According to 2021 data from De Beers, China is the largest market for polished diamonds outside of the US, accounting for 11 per cent of the market.
Polished diamond inventories continued to build in the fourth quarter of 2022 as retailers restocked, and this led to a downward pressure on wholesale polished diamond prices, said De Beers in a February production report.
Over in India, diamond manufacturers in Surat – the world’s largest diamond polishing centre located near Mumbai – are currently working at 60-70 per cent capacity and only four to five days each week, said Vipul Shah, chairman of India’s Gem & Jewellery Export Promotion Council.
As tensions between the US and China have grown, India’s diamond exports have fallen and some 20,000 diamond cutters in Surat were laid off in January due to lack of work, said the Indian Diamond Workers Union.
The global diamond market can be compared to a pipeline.
Paul Zimnisky, the head of Diamond Analytics, an independent consultant, estimates that sales of rough natural diamonds at the beginning of the pipeline totalled US$16.6 billion in 2022, with sales of polished gems coming in at US$29.3 billion. At the end of the pipeline, global diamond jewellery turnover was US$88.7 billion last year with the US accounting for about half that amount.

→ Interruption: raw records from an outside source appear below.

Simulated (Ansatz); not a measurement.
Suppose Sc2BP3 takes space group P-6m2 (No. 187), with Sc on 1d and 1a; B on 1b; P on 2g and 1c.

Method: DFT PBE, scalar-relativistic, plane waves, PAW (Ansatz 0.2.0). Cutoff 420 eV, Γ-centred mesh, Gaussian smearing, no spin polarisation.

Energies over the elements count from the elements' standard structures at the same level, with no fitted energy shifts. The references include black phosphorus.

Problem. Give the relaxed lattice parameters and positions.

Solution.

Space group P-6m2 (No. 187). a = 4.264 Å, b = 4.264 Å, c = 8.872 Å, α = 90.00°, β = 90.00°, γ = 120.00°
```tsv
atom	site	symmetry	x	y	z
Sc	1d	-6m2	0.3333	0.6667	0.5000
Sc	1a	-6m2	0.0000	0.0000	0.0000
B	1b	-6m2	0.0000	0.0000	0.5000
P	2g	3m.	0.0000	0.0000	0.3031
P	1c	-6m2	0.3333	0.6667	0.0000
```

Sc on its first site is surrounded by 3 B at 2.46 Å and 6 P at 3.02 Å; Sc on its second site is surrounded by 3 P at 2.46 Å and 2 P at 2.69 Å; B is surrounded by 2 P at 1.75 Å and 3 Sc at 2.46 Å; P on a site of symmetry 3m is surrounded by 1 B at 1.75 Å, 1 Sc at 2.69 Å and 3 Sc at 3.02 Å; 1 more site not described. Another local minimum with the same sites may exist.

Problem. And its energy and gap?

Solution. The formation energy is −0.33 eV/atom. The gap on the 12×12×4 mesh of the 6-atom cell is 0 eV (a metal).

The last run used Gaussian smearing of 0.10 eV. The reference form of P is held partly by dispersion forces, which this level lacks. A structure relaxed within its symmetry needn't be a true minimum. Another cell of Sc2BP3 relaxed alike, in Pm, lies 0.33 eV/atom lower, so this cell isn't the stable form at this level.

As for man-made diamonds, Zimnisky reckons that these have already breached 10 per cent of global jewellery sales last year. The upside, however, is that these lab-grown diamonds will help to supplement the natural diamond market in the long run. Supplies from ageing mines are falling and this will underpin the prices of natural diamonds, said Zimnisky.
Global mine production fell to around 120 million carats in 2022 (from 150 million carats in 2017), with only 60 per cent graded at gem and near-gem quality.